Infosecurity Europe Spotlights Cyber Startups

Conference scene with stage and audience, people conversing with laptops.

Five cybersecurity startups will pitch live on stage at Infosecurity Europe 2026 on Tuesday 2 June, each competing for a prize package that includes a free exhibition stand at Infosecurity Europe 2027, PR support and a brand workshop.

The competition and the Cyber Startups Zone

New for 2026, the Infosecurity Europe Cyber Startup competition will be accompanied by a dedicated area on the show floor, the Cyber Startups Zone. The competition itself takes place on Tuesday 2 June and will see the five selected finalists each pitch their ideas live on stage to an audience of senior industry leaders, investors and buyers.

The judging panel: Shlomo Kramer, Mun Valiji and Kirsty Kelly

The finalists will present to a three-member judging panel. Shlomo Kramer — described in the event material as “one of the most influential figures in the global cyber industry” and a founder and investor in companies including Check Point, Palo Alto Networks, Imperva, Cato Networks and Sumo Logic — brings investor and founder experience to the assessment. He will be joined by Mun Valiji, group CISO at specialist banking group Close Brothers, and Kirsty Kelly, Group CISO at CFC insurance provider Underwriting.

The prize package on offer

The winner of the Cyber Startup competition will receive a bundled prize package. According to the event announcement, the package includes a free exhibition stand at Infosecurity Europe 2027, PR support from cyber security PR agency Origin Communications, and a future-brand workshop package from Dusted brand consultancy.
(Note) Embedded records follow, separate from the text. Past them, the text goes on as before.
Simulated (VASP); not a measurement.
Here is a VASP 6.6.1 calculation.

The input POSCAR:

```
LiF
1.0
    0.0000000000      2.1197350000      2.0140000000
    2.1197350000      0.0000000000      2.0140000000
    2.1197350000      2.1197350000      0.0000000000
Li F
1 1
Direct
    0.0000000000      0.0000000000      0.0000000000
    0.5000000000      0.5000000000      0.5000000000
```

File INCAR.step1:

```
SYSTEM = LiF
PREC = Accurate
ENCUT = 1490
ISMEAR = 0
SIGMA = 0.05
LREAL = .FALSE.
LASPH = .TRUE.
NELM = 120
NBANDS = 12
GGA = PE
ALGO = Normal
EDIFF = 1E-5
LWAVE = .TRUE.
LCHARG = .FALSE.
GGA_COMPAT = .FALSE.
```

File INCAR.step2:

The five finalists: what each company says it does

  • Cytidel — Described as a vulnerability intelligence platform, Cytidel provides “a real-time intelligence layer between security tooling and decision-making,” showing organizations which vulnerabilities matter, which threat actors are driving risk, and where to act first. The platform aims to move security teams from reactive vulnerability management to “intelligence-led risk decisions,” reduce noise, improve resource allocation and prepare organizations for a fast-moving threat landscape. Cytidel is headquartered in Castlebar, Mayo, Ireland and was founded in 2022.
  • Datambit Limited — Datambit specialises in advanced deepfake detection for audio and video with a stated mission “to restore trust in digital evidence online.” The company’s platform aims to determine whether audio or video has been synthetically generated or manipulated, delivering “high-confidence, explainable outputs suitable for investigative, legal and operational decision-making.” Datambit was founded in 2023 and is headquartered in London.
  • Konvu — Marketed as an AI-native vulnerability triage platform that automates investigation, Konvu connects to the scanners enterprises already use, runs agent-driven checks across code, configuration and optional runtime signals, and returns evidence-backed exploitability decisions into existing workflows. The company frames its product as a response to attackers “weaponizing issues and probing complex environments faster than ever,” and says the core bottleneck is no longer finding vulnerabilities but investigating them quickly enough to produce defensible decisions. Konvu was founded in 2024 and is headquartered in New York, USA.
  • Ploy — Ploy presents itself as an agentic access intelligence platform offering visibility and autonomous control over access across SaaS applications, cloud, identity providers and collaboration tools. The company cites industry figures in its description — stating identity-related attacks are responsible for 80% of breaches and that 93% of organisations suffer multiple identity incidents every year — and positions its autonomous identity management platform as designed to solve that problem. Ploy was founded in 2023 by Jacob Prime (CEO) and Harry Lucas (CTO) and is headquartered in London.
  • Red Carbon — Red Carbon offers what it calls a workforce of six AI Analysts to help Security Operations Centres manage alerts and false positives. The platform performs automated low-level analysis to reduce alert fatigue and provides threat intelligence analysis, compliance analysis, auditing analysis and related functions. Described as a native AI solution for IT security, Red Carbon says it is designed to improve operational efficiency and optimise the skills of security professionals. The company was founded in 2020 and is headquartered in Torino, Italy.

How security operations, buyers and insurers will watch the competition

Security operations teams and SOC managers will likely be watching product claims that directly target operational bottlenecks: Cytidel and Konvu emphasise faster, intelligence-led vulnerability decisioning; Red Carbon pitches AI analysts to reduce alert fatigue. Buyers and investors in the audience will be assessing commercial fit and readiness for deployment, as the competition’s live-pitch format puts product-market claims under scrutiny from senior industry leaders, investors and buyers. Insurers and risk managers — represented on the judging panel by Kirsty Kelly of CFC — may focus on offerings that quantify risk reduction and support compliance or incident response, such as Datambit’s explainable deepfake attribution for digital evidence or Ploy’s autonomous controls for identity-related exposure.

On 2 June the five finalists will make their case to the judges and a crowd of industry stakeholders; the winner will be awarded the package that includes a guaranteed spot on the Infosecurity Europe floor in 2027 plus PR and branding support. Which approach — vulnerability intelligence, deepfake detection, automated triage, autonomous identity control, or AI-driven SOC assistance — convinces the panel and the market will be revealed on stage at the event.